Skip to main content

TL;DR

This page builds shared language for the rest of the docs. It explains how AI uses samples, labels, validations, how Codatta models them as atomic contributions, how they bundle into a data asset (the minimal commercial unit), and why we use blockchain to make assetification & royalties programmable.

Data basics for Artificial Intelligence (AI)

Sample (math notion: X): A raw observation the model will learn from (image, audio clip, text span, time series window, multi-sensor frame, etc.). Label (math notion: Y or y): A structured interpretation of a sample (or group of samples): class, bounding box, segmentation mask, span, rating, relation, events over time, etc. Validation: A quality judgment or evidence check on a sample or label. This can be consensus voting, rubric scoring, re-labeling, or automated checks plus human adjudication. Why quality matters to models
  • Signal-to-noise – mislabeled or low-information data reduces effective batch size and slows convergence.
  • Bias & leakage – inconsistent schema, shortcut features, or label leakage harm generalization and fairness.
  • Heterogeneous tasks – multi-task/chain-of-thought models depend on clear, consistent instructions and traceable provenance to debug and improve.
Take-away: Better samples + clearer labels + verifiable validations = more useful gradient steps and fewer surprises in production.

Codatta’s data model

Atomic → Data Asset → Dataset Figure 1. Samples, labels, and validations aggregate into a Data Asset; assets are then selected into Datasets.
Why it matters: The Data Asset is the unit of ownership & royalty and the unit of licensing most buyers actually consume.
A. Atomic Contribution (AC)
One unit of work produced by a human or agent:
  • sample – the observation
  • label – the interpretation
  • validation – the quality/evidence decision
Every AC is assigned a Contribution Fingerprint (CF):
  • A tamper-evident identifier (hash + metadata + parent links) that proves who did what, when, to which payload.
  • CFs make contributions discoverable, deduplicable, and auditable.
B. Data Asset (DA)
A composite, minimal commercial unit created by aggregating ACs that belong together (e.g., one image + its accepted labels + validations). Ownership and licensing are enforced at the asset level because that’s what AI teams actually use.
C. Dataset (View / Collection)
A curated selection of Data Assets for a particular model, vertical, or evaluation—defined by a saved query or manifest. Datasets inherit all ownership, licensing, and lineage from the assets they include.

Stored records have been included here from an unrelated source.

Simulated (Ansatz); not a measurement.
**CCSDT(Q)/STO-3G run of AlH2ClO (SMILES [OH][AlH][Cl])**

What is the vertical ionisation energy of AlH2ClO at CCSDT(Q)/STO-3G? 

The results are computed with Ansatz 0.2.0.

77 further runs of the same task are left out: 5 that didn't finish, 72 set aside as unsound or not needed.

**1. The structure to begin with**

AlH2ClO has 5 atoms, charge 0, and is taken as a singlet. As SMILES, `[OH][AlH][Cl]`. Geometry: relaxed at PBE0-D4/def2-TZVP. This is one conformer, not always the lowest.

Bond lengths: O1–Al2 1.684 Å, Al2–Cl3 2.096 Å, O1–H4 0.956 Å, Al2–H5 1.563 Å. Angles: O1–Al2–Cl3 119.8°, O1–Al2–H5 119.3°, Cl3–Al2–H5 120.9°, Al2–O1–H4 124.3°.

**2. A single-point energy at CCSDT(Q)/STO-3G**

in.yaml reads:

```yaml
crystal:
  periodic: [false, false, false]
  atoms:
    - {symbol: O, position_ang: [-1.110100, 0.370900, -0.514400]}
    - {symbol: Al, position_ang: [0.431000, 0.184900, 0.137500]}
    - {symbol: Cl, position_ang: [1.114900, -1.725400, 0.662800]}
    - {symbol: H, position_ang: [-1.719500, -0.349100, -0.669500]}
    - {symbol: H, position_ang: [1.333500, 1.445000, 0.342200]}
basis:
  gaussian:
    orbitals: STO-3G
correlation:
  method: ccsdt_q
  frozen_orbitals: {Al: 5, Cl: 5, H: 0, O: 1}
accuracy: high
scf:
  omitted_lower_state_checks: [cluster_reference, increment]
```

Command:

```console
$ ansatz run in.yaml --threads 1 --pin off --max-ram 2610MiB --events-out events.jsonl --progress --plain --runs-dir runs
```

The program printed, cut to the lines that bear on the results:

Typical real-world scenarios

The figures below are conceptual and focus on relationships and flow; field names and formats may evolve as the protocol is finalized.

Scenarion A: One sample, multiple label sets

One sample → two assets via different label bundles Figure 2. One sample (X0) gets labeled by task01 and task02. Bundling X0 + {Y0, Y1} forms Asset-A (Vertical AI “a”), while bundling X0 + {Y2} forms Asset-B (Vertical AI “b”). Why it matters: The same raw sample can power different products simply by bundling different labels—each with its own royalties and license terms.

Scenarion B: Cross-sample composite

Cross-sample composite Figure 3. Two samples (X0, X1) are combined into a composite asset for a new task (task03). A downstream label (Y3) annotates the composite, not a single sample. Why it matters: Many tasks (dialog pairs, multi-turn contexts, video/action segments) require relationships across samples. Codatta supports composite assets and keeps derivation links for proper attribution and payouts.

Scenarion C: Label-on-label (meta-labeling)

Label-on-label Figure 4. A downstream label (Y4) targets an upstream label (Y0), which itself annotated X0. Royalties propagate to the meta-labelers and origin labelers (and to the original sample as policy dictates). Why it matters: You can annotate interpretations, not just raw data: rubrics, explanations, confidence judgments, or evaluator notes—all with lineage and revenue inheritance.

Assetification & blockchain technology

Why assetify?
Traditional labeling produces files that are hard to track, share, or value. Assetification turns work into on-chain objects with provenance and programmable rights:
  • Provenance via Contribution Fingerprints (hash + metadata + parents) → who did what, when, to which payload.
  • Ownership via fractional tokens on Data Assets (not just on files), so multiple contributors/validators can participate in revenue.
  • Licensing & metering with policy-gated access (public vs. restricted), and usage receipts (read/train/infer) that drive royalty routing.
  • Derivation that carries inheritance rules (child assets point to parents; royalties propagate per policy).
  • Privacy-by-design: hybrid storage + secure compute (e.g., TEEs) so models can use data without exposing raw content.
What blockchain adds
  • Trust minimization: public, append-only record of contributions, ownership, and usage events.
  • Composability: assets can be queried, bundled, and re-licensed across apps while preserving lineage and payouts.
  • Incentives: contributors and validators earn when assets are used—aligning quality with long-term value.